Gulp.js任务，返回src？

Question

I'm new to gulp and have been looking through example set-ups. Some people have the following structure:

gulp.task("XXXX", function() {
    gulp.src("....

Other people have this:

gulp.task("XXXX", function() {
   return gulp.src("....

I'm wondering what difference the return on the src makes??

Answer 1

You return to indicate that the task is async. gulp.src() returns a stream, so it's async.
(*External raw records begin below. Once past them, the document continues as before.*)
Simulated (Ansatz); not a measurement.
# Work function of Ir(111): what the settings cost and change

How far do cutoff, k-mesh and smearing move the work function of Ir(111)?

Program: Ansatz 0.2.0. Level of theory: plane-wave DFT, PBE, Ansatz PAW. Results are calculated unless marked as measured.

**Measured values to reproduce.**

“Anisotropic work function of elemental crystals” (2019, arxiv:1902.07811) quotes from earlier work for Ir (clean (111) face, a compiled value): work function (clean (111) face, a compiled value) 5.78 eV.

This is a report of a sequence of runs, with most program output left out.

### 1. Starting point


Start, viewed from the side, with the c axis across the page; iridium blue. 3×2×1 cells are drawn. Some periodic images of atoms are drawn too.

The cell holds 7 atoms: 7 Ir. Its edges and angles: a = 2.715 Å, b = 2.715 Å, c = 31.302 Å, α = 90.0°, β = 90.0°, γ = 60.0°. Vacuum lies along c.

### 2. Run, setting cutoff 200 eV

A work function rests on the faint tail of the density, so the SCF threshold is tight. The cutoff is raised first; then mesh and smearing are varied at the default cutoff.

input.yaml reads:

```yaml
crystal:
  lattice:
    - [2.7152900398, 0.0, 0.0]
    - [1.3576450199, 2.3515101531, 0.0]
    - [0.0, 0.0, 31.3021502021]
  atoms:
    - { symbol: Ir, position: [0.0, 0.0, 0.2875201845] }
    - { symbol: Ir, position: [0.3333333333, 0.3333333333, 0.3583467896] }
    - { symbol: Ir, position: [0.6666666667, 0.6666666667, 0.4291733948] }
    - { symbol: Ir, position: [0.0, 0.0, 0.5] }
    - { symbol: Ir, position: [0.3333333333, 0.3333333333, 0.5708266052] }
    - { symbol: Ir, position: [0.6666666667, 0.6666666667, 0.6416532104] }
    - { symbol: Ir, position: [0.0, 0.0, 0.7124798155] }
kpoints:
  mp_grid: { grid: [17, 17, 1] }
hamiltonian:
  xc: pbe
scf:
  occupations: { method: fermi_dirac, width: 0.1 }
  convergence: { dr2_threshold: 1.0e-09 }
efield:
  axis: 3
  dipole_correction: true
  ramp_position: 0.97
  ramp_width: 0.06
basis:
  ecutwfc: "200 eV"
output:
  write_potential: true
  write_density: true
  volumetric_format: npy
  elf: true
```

Without it the task system wouldn't know when it finished. Read the docs .

Answer 2

If you have dependent tasks you need to return the stream for the tasks to wait on their dependent tasks to complete before running themselves.

eg

// without return
gulp.task('task1', function() {
    gulp.src('src/coffee/*.coffee')
      /* eg compile coffeescript here */
     .pipe(gulp.dest('src'));
});

gulp.task('task2', ['task1'], function() {
    gulp.src('src/*.js')
      /* eg minfify js here */
     .pipe(gulp.dest('dest'));
});

in that example you'd expect task1 to complete ( eg compiling the coffeescript or whatever ) before task2 runs ... but unless we add return – like the example below – then they will run synchronously not asynchronously; and the compiled coffeescript will not be minified because task2 will not have waited for task 1 to complete and so will not pick up on the compiled output of task1 . So we should always return in these circumstances.

// with return
gulp.task('task1', function() {
    return gulp.src('**/*.coffee')
      /* your operations here */
     .pipe(gulp.dest('dest'));
});

gulp.task('task2', ['task1'], function() {
    return gulp.src('**/*.js')
      /* your operations here */
     .pipe(gulp.dest('dest'));
});

Edit: The recipe here explains it further. https://github.com/gulpjs/gulp/blob/master/docs/recipes/running-tasks-in-series.md

Answer 3

I found this helpful, if you have multiple streams per task. You need to combine/merge the multiple streams and return them.

var gulp = require('gulp');
var merge = require('gulp-merge');

gulp.task('test', function() {
    var bootstrap = gulp.src('bootstrap/js/*.js')
        .pipe(gulp.dest('public/bootstrap'));

    var jquery = gulp.src('jquery.cookie/jquery.cookie.js')
        .pipe(gulp.dest('public/jquery'));

    return merge(bootstrap, jquery);
});

The alternative, using Gulps task definition structure, would be:

var gulp = require('gulp');

gulp.task('bootstrap', function() {
    return gulp.src('bootstrap/js/*.js')
        .pipe(gulp.dest('public/bootstrap'));
});

gulp.task('jquery', function() {
    return gulp.src('jquery.cookie/jquery.cookie.js')
        .pipe(gulp.dest('public/jquery'));
});

gulp.task('test', ['bootstrap', 'jquery']);